Thursday, June 3, 2010

In Rabat, to the Chellah

Tuesday last we walked along Rabat's Mohammed V (every Moroccan city has one!), took our ease in the shade of a café across from the parliament building, and bought dried apricots at the Marché Central just before heading into the Medina for lunch. Hazel and I were visiting friends from the States who are in Rabat for a couple months (both of them Arabists, in one sense or another), a good excuse to take one last trip before leaving Morocco.
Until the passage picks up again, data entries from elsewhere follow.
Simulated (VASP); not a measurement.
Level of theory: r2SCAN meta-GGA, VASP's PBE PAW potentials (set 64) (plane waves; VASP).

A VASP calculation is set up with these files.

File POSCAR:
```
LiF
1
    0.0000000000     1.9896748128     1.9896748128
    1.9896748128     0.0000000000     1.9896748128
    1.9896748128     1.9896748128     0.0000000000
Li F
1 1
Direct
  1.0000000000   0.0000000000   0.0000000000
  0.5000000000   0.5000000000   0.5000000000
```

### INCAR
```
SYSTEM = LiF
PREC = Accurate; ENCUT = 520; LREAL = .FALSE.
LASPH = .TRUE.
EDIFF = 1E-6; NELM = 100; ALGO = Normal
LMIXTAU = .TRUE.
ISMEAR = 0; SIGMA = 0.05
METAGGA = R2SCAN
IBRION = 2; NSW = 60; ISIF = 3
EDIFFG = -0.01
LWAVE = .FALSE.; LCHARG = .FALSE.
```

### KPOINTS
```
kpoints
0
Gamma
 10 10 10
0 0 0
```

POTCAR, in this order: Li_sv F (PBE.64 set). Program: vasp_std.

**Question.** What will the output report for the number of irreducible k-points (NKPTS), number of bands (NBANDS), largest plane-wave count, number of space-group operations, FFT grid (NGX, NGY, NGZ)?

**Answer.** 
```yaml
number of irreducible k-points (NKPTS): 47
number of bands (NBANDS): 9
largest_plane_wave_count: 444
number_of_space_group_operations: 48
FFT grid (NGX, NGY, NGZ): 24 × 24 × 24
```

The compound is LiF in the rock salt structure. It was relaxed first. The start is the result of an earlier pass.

Rabat is the capital; you feel it immediately -- it's a city, where Marrakech is (at its worst) a dust-bound yet sparkly watering hole for tourists. Rabat (to me) is a cross between Fez and Essaouira. Fez because of the bustling size, the official government buildings, the boulevards (and a felt European presence), Essaouira because of the Atlantic -- the fresh air despite the heat, the white walls, the bright light of by-the-sea.



Where Rabat's intellectuals are said to chill, the café at Hotel Balima...

...which sits across Mohammed V from the Moroccan parliament.

Our friends speak Arabic (one of them also Darija), so Ken asked a passerby about this building that looked as if it might be right at home in San Francisco's posh Pacific Heights. The guy said, "Oh, it's a building of some sort" -- or something about as helpful. Without a guidebook in hand I don't know for sure-- but the architecture of this section of town looked very 1920s. Which makes sense. It was chosen by the presiding French mucky-muck, General Lyautey, as the seat of the French Protectorate presence in Morocco, circa 1912.


Hazel, ever happy in the grass.

And then telling me what she'd like from the spice and nut shop.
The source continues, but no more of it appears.